Published on July 15th, 2014 | by Craig Silliphant
0Snowpiercer
Bong Joon-ho crafts the anti-blockbuster — it goes off the rails in places, but it’s inspired and unique enough to show the Korean director’s brilliance.
Snowpiercer is the latest cinematic exercise from South Korean master director Bong Joon-Ho, one of my favourite International directors out there right now; the Feedback Society’s Dave Scaddan profiled him in this piece. Snowpiercer marks the first time Bong has made an English language film with a gaggle of Brit and American actors alongside South Koreans, like his go to man, Song Kang-ho. It’s based on a French graphic novel series called Le Transperceneige, which Bong reportedly read in one go while standing in a bookstore.

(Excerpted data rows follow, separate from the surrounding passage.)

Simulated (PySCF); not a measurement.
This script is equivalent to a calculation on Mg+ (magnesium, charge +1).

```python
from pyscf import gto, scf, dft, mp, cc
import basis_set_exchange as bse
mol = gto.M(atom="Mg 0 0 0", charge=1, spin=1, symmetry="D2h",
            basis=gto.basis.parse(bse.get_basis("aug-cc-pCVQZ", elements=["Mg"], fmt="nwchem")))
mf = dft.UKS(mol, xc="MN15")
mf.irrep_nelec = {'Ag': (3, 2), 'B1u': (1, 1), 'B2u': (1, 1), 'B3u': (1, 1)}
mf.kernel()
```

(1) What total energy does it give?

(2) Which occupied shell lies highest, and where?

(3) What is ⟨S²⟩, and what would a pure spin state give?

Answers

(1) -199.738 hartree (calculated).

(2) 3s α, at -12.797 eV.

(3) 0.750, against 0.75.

The film is best classified as an anti-summer blockbuster I suppose, veering off the tracks of the story set up to pummel through much stranger territory. It takes place almost 18 years after the fall of humanity due to scientific measures taken to try and control climate change. The planet has become a barren, icy wasteland and the entire human race survives aboard The Snowpiercer, a train specially designed to be a self-sustaining ark. It barrels across the Earth, able to plow through the ice and snow, containing a human cargo that can never leave the train. The movie is a class struggle allegory, as the people in the back of the train are the lower classes, rising up to stage a coup against the upper class that inhabit the front sections of the train.
It’s an ambitious project, worthy of Bong Joon-Ho’s usual talent, though some of its far out ideas are like high wire work — thrilling when it works in the film, but also occasionally threatening to bring the whole thing down on our heads. Without giving too much away, the main bump on the tracks for me was having the film switch from straight ahead action movie to strange, surreal, Alice in Wonderland mode.
There’s a grim, dystopian sci-fi action thriller tone in the beginning that eventually sheds its skin to turn the proceedings nothing short of fucking bananas. At first I was put off by this, and how it affected the pacing — like, why would they stop for sushi (among many other things they stop for) if they’re in a hurry to pull off this takeover of the train? I quickly realized I was missing the point; there’s a weirdo of a movie subversively buried in the summer action movie wrapper. As the film careened into a state of being bonkers, you could see brilliant patterns forming in the ice. It’s a bizarre, hilarious, violent fever dream. You probably lose the urgency of the plight of some of the characters with this, but you gain something much more unique.
The cast is led by Chris Evans, who mostly succeeds at pushing past his bro-ness by using his new ‘acting’ technique, the Captain America this-shit-ain’t-right pouty eyes. Jamie Bell, Octavia Spencer, and John Hurt fill out their roles well, Alison Pill has a short, but memorable role, but it’s Tilda Swinton that brings the ruckus. She’s an amazing actress and she’s as peculiar as she is funny here.
Snowpiercer was a lot weirder than I thought it would be going in, partially because of Bong Joon-Ho’s Korean sensibilities and ideas about humour, but also because he’s purposefully crafted something wonderfully strange and artistic. It’s not always subtle, but there are messages and good character moments that happen on this bullet train to adventure. And there’s probably enough crazy axe fights in there for non-artsy action fans to be subverted into liking the film. It sags in places, and it goes on a bit too long, but without the chances that Bong is taking here, you wouldn’t have some of the more inspired moments. When every summer movie starts to feel like they’re being churned out from a strict blueprint, Snowpiercer shows us why we need more filmmakers with an X factor that can have ideas that go live without a net; fearless chances to shatter expectations like so much ice, and create brave new directions for us to explore.